Today is Veteran’s Day so I feel like the first order of business is to say a big thank you to all the brave men and women who have fought to defend our freedom. We owe you a debt of gratitude beyond what a few words can express.
On a completely different note, Caroline stayed home from school on Monday because she started running a low-grade fever on Sunday night and felt generally crummy. It could have just been allergies but it’s so hard to tell this time of year what’s a legit illness and what may just be seasonal fatigue in the form of WE ARE ALL READY FOR THANKSGIVING BREAK. I, for one, am so ready to be able to put up the rubber cement for a few days. I had no idea seventh grade was going to require so much rubber cement but the projects? They are endless.

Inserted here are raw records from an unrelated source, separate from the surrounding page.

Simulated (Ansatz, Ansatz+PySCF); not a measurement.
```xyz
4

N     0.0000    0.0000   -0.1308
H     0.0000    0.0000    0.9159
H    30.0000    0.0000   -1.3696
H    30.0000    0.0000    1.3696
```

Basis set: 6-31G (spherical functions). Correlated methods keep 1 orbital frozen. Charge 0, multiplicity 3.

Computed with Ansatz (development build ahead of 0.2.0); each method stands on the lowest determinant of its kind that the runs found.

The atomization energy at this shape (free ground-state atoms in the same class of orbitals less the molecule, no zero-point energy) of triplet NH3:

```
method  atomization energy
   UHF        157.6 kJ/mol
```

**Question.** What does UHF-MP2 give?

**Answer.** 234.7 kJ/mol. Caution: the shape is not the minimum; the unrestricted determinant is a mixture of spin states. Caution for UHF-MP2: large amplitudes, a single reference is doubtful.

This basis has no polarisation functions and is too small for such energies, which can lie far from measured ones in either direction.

We have made tee-pees, travel brochures, real estate listings for Texas property, flash cards about cellular respiration, old world menus, and a partridge in a pear tree. Actually we haven’t made a partridge in a pear tree yet but I bet it’s coming and we’ll have to cover the whole thing in feathers using rubber cement and diagram all the individual parts and then attach an essay about why we believe partridges should or should not be allowed in pear trees.
Anyway, the point is (assuming there is a point to be made) that Caroline stayed home from school on Monday. And her favorite lazy activity these days is to look around on Pinterest. I know this to be true because many of our school mornings are now like a pop quiz at a beauty school where she rushes into the kitchen three minutes before we need to walk out the door and asks, “Mom, can you do my hair in a messy triple dutch braid like this one on Pinterest?” as she shows me a braid that would make Princess Elsa claw her eyes out in jealousy.
Right. Like if I had that kind of hair styling ability I would be walking around with a sad bun on top of my head 99% of the time.
I have some hair skills. I can curl or straighten hair like it’s my job. I can do a simple French braid. I can do a ponytail and even tease the crown to give it some body. But I am not a magician. I cannot turn fine hair that’s been slept on wet and treated to absolutely zero products into a Dutch braided masterpiece. Not even (insert famous Dutch person here) could do that.
I told Caroline that one day after she asked me to do something “cool” with her hair. I explained it would be really hard to do and she asked, “Why?” and I replied, “Because you have no product in your hair.” She looked right at me and implored, “WHY DOES IT ALWAYS COME BACK TO PRODUCT WITH YOU?”
To which I replied, “Because it always comes back to product.”
Seventh grade is as awesome as a parent as it was as a seventh-grader.
And so I’ve now spent some time explaining to Caroline that very few things in real life turn out like they do on Pinterest. Remember that time we had the white couch? It was not like Pinterest AT ALL, largely because you don’t see women in the pictures of white couches on Pinterest weeping over the fresh chocolate stain on slipcovers that had just been washed and cleaned five seconds before.
This wasn’t even supposed to be about hair. And yet here we are 600 words later. You know why? Because it always comes back to product.
So back to my original story. Caroline stayed home from school on Monday and we started looking around on the internet for a pair of booties. She wants a pair but hasn’t been able to find any she really likes and I hate to break it to her but what she’s describing sound eerily similar to the Esprit booties I wore in high school.
We looked at Nordstrom, Zappos, Macys and several other online stores to find this elusive bootie before she finally declared, “SHOPPING IS HARD!” I looked at her and laughed and said, “You think this is hard? There was a time before the internet where you had to walk around an actual building called a mall and go in multiple stores to find what you wanted. In the snow. Up a hill. Both ways.”
And she doesn’t even want to know how much product our hair required back then.